Tuesday, March 6, 2007

Green reviews Mittelstadt, From Welfare to Workfare: The Unintended Consequences of Liberal Reform

Jennifer Mittelstadt, From Welfare to Workfare: The Unintended Consequences of Liberal Reform, 1945–1965 (University of North Carolina Press, 2005) is reviewed by Michael S. Green, Community College of Southern Nevada, in the Law and History Review. Green begins:
With the passage of the 1996 reform act, politicians proclaimed a revolution in "welfare as we know it." Now, they said, recipients would have to get off of welfare and join the work force. But as Jennifer Mittelstadt's engrossing study shows, the concept of "workfare" is about as old as the standard criticisms of welfare that it was designed to end. From Welfare to Workfare: The Unintended Consequences of Liberal Reform, 1945–1965 delivers on what its title promises. Mittlestadt, who teaches history and women's studies at Penn State, demonstrates that reformers sought to change both welfare policy and how Americans viewed it. She also shows that what liberal reformers intended and what resulted proved far different, and why.

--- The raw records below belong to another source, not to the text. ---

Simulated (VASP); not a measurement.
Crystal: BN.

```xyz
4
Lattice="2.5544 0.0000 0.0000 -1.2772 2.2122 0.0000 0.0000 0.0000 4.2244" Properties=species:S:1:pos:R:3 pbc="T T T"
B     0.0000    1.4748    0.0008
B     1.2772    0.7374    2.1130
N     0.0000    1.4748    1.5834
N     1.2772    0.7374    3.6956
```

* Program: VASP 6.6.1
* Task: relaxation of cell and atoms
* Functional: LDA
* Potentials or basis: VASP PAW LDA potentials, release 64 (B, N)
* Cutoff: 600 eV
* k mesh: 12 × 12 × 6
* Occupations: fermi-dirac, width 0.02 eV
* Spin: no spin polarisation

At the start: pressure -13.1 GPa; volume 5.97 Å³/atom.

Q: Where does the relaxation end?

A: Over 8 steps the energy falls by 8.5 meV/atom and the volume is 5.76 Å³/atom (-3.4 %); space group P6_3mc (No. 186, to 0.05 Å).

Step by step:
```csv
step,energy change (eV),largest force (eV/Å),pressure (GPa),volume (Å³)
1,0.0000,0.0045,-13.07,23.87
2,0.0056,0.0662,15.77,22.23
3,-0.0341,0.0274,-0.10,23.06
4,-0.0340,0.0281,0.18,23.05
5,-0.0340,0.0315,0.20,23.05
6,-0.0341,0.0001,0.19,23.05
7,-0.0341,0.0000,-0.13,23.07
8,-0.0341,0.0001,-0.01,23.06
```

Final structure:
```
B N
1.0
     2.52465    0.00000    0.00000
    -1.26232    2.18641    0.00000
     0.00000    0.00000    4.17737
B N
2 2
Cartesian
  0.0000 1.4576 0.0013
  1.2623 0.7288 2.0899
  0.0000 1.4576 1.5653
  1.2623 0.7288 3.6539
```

Given the richness of the material, to attempt to summarize everything between the covers would be folly; to discuss only some of it means excluding other information. But the central figure in these pages, Wilbur Cohen, worked in the Social Security Administration in its early days, became active in the American Public Welfare Association (APWA), led several important studies of poverty in the 1950s, then had the opportunity to convert their findings into reality in the 1960s as a key administrator in the Department of Health, Education, and Welfare.

With Cohen alternately studying, making, and proposing policy, liberal reformers sought to reshape welfare. In the 1940s, APWA researchers and lobbyists began moving away from support for "comprehensive social welfare" and toward a focus on particular public assistance or social services programs, especially Aid to Dependent Children. Aiding dependent children might have seemed uncontroversial. But as Mittlestadt writes, "Those clients were poor women without husbands, and it was their behavior—or the perception of their behavior—around which the new ethos of welfare-as-services would be defined" (39). And that clientele was evolving from white widows to include women who often were divorced and/or of color.